# Reflection Essay on Car Accidents

## Introduction

Crash, boom, bang! In an instant, a car accident can change a person’s life forever. Each year, many unsuspecting drivers, passengers, and pedestrians are killed on the roads of the United States. The main question we ask ourselves is why? Are people killed because of high speed crashes? Did the airbags not deploy at the proper time? Were the roads in acceptable conditions? Unfortunately, we can not always determine the causes of all accidents, simply because we were not on the scene of the accident. There are many different reasons why fatal car accidents occur.

Some accidents involve distractions, alcohol consumption, road hazards, or inclement weather. In this econometric paper, the goal is to determine why fatal car accidents occur and what we can do to prevent a possible fatal accident from occurring. II. Empirical Model Specification The following empirical equation is used to determine fatal car accidents (per 100,000 registered vehicles) using ten independent variables. Cross sectional data is collected from 2003, from all fifty states. Eq (1): FCA = f(FUN, SAF, MIL, GAS, SPD, SBT, ROD, DRIY, DRIS, SUV + error term)

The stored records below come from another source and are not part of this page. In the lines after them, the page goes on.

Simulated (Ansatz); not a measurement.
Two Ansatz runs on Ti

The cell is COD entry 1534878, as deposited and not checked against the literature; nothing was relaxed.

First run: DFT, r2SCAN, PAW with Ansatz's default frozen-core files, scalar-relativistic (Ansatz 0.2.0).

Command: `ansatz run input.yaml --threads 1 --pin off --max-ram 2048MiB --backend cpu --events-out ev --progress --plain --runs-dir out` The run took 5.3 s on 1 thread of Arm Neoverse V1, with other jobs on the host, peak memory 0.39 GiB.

Where FCA measures the total number of fatal car accidents per 100,000 registered vehicles. Table 1 lists the independent variables, their definitions, and their expected effect on fatal car accidents. Specifically, this variable is measured by the amount of dollars spent in 2003 (in thousands) for funding highways, divided by the total road length miles (in thousands) in 2003 for each of the fifty states. According to Peters (2004), SAFETEA or The Safe, Accountable, Flexible, and Efficient Transportation Equity Act of 2003 is greatly increasing highway funding and making roads safer.

When more money is spent per mile on highways, we would expect that fewer fatal car accidents will occur because roads are likely to be safer, due to newly constructed roads, more rumble strips, sturdier guard rails, and medians. Therefore, the expected sign of the coefficient of this independent variable is negative. The independent variable ROD measures the total amount of very good and good roads, divided by the total number of roads in each of the fifty states. The better the road conditions, the less likelihood of a fatal accident. When road conditions are very good or good, we consider them to be safe roads. For example, Persaud, Retting, and Lyon (2004) indicate that roads with rumble strips reduce fatalities by up to 25 percent; many good, safe roads have rumple strips.

Thus, safe roads often lead to fewer accidents because they will not be as dangerous at higher speeds to drivers as roads that are considered fair, mediocre, or poor. As a result, the expected sign of the coefficient of this independent variable is negative. The independent variable SAF is the amount of funding for highway safety programs per registered motor vehicle in 2003, measured by the total amount of allocated federal funds for safety programs in each of the fifty states (in thousands of dollars), divided by the total motor vehicle registrations in each of the fifty states (in thousands of registered drivers). According to Dorn and Barker (2004), drivers that follow highway safety professional driver training are safer drivers than those who do not follow a highway safety program.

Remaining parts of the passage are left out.